Worth checking out. Just a few quick things to add.
Wyplosz notes that if Greece leaves the euro, then its new currency will depreciate sharply against the euro, in which case:
The new GDP, measured in euros, will therefore decline to some €140 billion, 40% lower than initially. This works out to a public debt to GDP ratio of 210%. … Defaults by both the government and private borrowers would be unavoidable. At this stage, it is very difficult to see an exit from the euro area as a panacea.

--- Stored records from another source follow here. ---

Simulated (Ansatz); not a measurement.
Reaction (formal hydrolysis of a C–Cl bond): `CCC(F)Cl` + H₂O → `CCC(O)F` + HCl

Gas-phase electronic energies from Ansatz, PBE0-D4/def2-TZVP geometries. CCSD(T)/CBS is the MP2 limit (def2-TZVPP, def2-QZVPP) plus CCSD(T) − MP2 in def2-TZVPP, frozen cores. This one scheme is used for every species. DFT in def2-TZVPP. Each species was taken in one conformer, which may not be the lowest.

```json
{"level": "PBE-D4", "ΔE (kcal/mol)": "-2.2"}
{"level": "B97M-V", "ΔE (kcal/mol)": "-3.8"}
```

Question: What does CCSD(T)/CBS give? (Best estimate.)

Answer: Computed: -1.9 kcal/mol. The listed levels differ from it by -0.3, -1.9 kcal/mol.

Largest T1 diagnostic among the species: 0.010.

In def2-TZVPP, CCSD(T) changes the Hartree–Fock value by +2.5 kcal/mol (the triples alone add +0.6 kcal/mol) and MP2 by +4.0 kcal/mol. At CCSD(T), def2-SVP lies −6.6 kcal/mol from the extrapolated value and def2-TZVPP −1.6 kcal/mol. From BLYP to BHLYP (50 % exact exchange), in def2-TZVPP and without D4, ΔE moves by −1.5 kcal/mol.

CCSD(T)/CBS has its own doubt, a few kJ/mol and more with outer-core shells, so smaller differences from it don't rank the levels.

Huh? Nobody who recommends euro-exit is pretending that the debt burden will be sustainable. Come to think of it, nobody who recommends against euro-exit believes this either. So why cite the enormous debt/GDP burden as an argument? The point is that defaults are unavoidable in either path — the choice is whether we get there only after years of economic contraction, rising unemployment and general misery (with persistent fears plaguing the international capital markets), or we get there now, and let the Greek economy get back on its feet. Suffocation is no fun. I’ve said it before, but I sense a dogmatic quality to the arguments against euro-exit. “… it is very difficult to see an exit from the euro area as a panacea” means you’re not looking very hard. Try reading this insightful piece from the Economist for starters: “Default, and other dogmas“.
Next is Eichengreen. His statement, against euro-exit, is a parody of the argument, applied to the USA. Essentially, he asks, why aren’t we jumping up and down advocating Californian exit from the dollar? Well, California is not sovereign. Which is why the IMF doesn’t classify its currency arrangements. It does for each of the euro-zone members (their exchange-rate regimes are “no separate legal tender”). But California is a great example, because the emission of IOU’s by the state government is a pretty clear indication that California needs monetary relaxation.